Court of Criminal Appeals of Tennessee, Knoxville

September 26, 2019


          Assigned on Briefs July 24, 2019

          Appeal from the Criminal Court for Bradley County No. 17CR97 Sandra Donaghy, Judge

         Defendant, Ricky Jan Stevison, pled guilty to theft of property and was sentenced to two years on supervised probation with the trial court to determine the issue of restitution at a hearing. Defendant subsequently filed a motion to withdraw his guilty plea. The trial court denied the motion after a hearing. Because we determine that the trial court did not abuse its discretion, we affirm the judgment of the trial court. However, because the judgment form does not include the amount of restitution or the terms of the repayment, we remand to the trial court for entry of an amended judgment form.

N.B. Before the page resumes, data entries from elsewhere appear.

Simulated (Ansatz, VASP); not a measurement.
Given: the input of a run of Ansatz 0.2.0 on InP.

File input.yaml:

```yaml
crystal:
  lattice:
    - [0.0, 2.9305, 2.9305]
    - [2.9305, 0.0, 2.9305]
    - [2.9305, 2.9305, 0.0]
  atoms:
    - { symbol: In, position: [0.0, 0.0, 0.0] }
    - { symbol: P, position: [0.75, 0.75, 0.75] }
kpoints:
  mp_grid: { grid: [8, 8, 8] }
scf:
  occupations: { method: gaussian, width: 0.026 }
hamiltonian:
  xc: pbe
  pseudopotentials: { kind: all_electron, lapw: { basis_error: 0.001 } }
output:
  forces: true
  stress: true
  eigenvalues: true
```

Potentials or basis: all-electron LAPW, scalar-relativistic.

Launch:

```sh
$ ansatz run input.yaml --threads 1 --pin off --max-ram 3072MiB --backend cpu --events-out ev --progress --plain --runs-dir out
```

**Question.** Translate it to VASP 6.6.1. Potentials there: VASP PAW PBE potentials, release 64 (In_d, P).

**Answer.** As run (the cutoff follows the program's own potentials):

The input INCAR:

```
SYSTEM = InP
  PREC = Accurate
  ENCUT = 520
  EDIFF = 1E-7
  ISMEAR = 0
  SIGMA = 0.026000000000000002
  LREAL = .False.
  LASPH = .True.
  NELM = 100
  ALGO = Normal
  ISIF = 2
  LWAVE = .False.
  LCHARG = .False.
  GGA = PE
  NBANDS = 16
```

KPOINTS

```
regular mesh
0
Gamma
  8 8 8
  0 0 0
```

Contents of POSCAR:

         Tenn. R. App. P. 3 Appeal as of Right; Judgment of the Criminal Court Affirmed and Remanded

          Richard Hughes, District Public Defender; John Fortuno, Assistant District Public Defender (at guilty plea); and Chessia A. Cox (at hearing on motion to withdraw guilty plea), Athens, Tennessee, for the appellant, Ricky Jan Stevison.

          Herbert H. Slatery III, Attorney General and Reporter; Katherine C. Redding, Assistant Attorney General; Stephen D. Crump, District Attorney General; and Drew Robinson, Assistant District Attorney General, for the appellee, State of Tennessee.

          Timothy L. Easter, J., delivered the opinion of the court, in which Robert L. Holloway, Jr., J., joined.



         Defendant was indicted in March of 2017 for financial exploitation of the elderly pursuant to Tennessee Code Annotated section 39-14-111 and theft of property valued at more than $10, 000 but less than $60, 000 pursuant to Tennessee Code Annotated section 39-14-103. On January 25, 2018, Defendant pled guilty to one count of theft of property valued at more than $2500 but less than $10, 000, a Class D felony. At the guilty plea hearing, the State indicated that if the matter had gone to trial, the following facts would have been submitted to a jury.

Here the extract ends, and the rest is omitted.